I have had others who drew other things out of me I’m not so proud of. One person gives me the unmistakable urge to be deceitful. Another consistently arouses anger in me – not toward him, but toward “them” (whoever “they” happens to be). Still another leaves me constantly feeling like I don’t quite measure up; like a little boy I’m always trying to win their approval.
So what’s the common link? Why do some people (again, in the natural) make me a better man and others make me a bitter one? Why do some make me want to change and others make me more stubbornly stuck?
In a word – faith.
Each of these people act on an evolving set of beliefs about me. Those beliefs create a sense of expectancy in them. They also affect how they communicate to me, and how they communicate about me.

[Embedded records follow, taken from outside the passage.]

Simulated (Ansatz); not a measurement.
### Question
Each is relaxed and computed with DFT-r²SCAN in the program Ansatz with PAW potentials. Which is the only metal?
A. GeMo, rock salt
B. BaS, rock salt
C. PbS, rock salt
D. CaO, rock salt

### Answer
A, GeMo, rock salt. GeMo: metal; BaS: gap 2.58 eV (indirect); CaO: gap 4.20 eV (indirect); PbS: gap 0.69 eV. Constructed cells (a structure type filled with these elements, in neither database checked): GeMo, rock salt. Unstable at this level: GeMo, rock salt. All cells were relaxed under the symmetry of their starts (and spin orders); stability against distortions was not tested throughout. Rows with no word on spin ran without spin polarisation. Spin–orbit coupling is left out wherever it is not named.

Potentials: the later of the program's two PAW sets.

And here’s the crazy part – setting my own will aside for a minute, I easily become what their faith suggests… and so do you.
Do you realize the implications of that?
David’s Mighty Man Machine
Interested in building a super team? An all-star cast of earth shakers and world changers? Here’s one way to do it:
All those who were in distress or in debt or discontented gathered around [David], and he became their leader. About four hundred men were with him. (1 Samuel 22:2, NIV)
Now there’s a strategy! Gather up all the “losers, vagrants and misfits,” as The Message calls them.
Oh… one more thing… Treat them like mighty men. And in one of the most remarkable transformations in history, that’s exactly what they became.
Jesus Had Some Mighty Men, Too
Jesus did a similar thing in the ways He molded a ragtag group of misfits into His own army of earth shakers and world changers.
He let a group of fishermen lead out as fishers of men.
He took two brothers – lovingly nicknamed Sons of Thunder – and transformed them into the first martyr and the Apostle of Love.
He treated a wishy-washy hit-and-miss apostle as if he were a rock of strength and stability – and that’s what Peter became.
Isn’t this the Pygmalion Effect?
Yes, to a large extent. The Pygmalion effect, or Rosenthal effect, refers to the phenomenon in which the greater the expectation placed upon people, the better they perform. But what I’m describing has three other features.
First, I’m describing internal beliefs, not just external behavior. This isn’t just raising the bar or manipulating people into greater or lesser performance, a la Eliza Doolittle. It’s a deep, to-the-core belief that affects our physiology, nonverbal communication, and unspoken assumptions about others.
Second, it’s as much emotionally driven as it is logically driven. The more someone loves you, laughs with you, fears you, or feels grateful for you, the more influence they have over the person you are becoming. (Maybe you should read that last sentence again.) That’s how one friend motivates me to improve and another motivates me to improv. It’s also how David harnessed the power of his fledgling army.
Third, it isn’t limited to what you see with your eyes. Future vision, based on faith and love, can create just as powerful a set of expectations. Jesus saw something different, believed something different, and behaved toward the disciples differently than anyone else on the planet. In turn, they became the people He envisioned. And like it or not, a huge part of who we are is the result of what others have envisioned us to be.
Do you realize the implications of that?
You are who you are largely because of the people who believe in you, have you in their hearts, and expect the best (or worst) from you. This may be a good time to say “thank you” to the ones who are building you up, and “good-bye” to the ones who tear you down.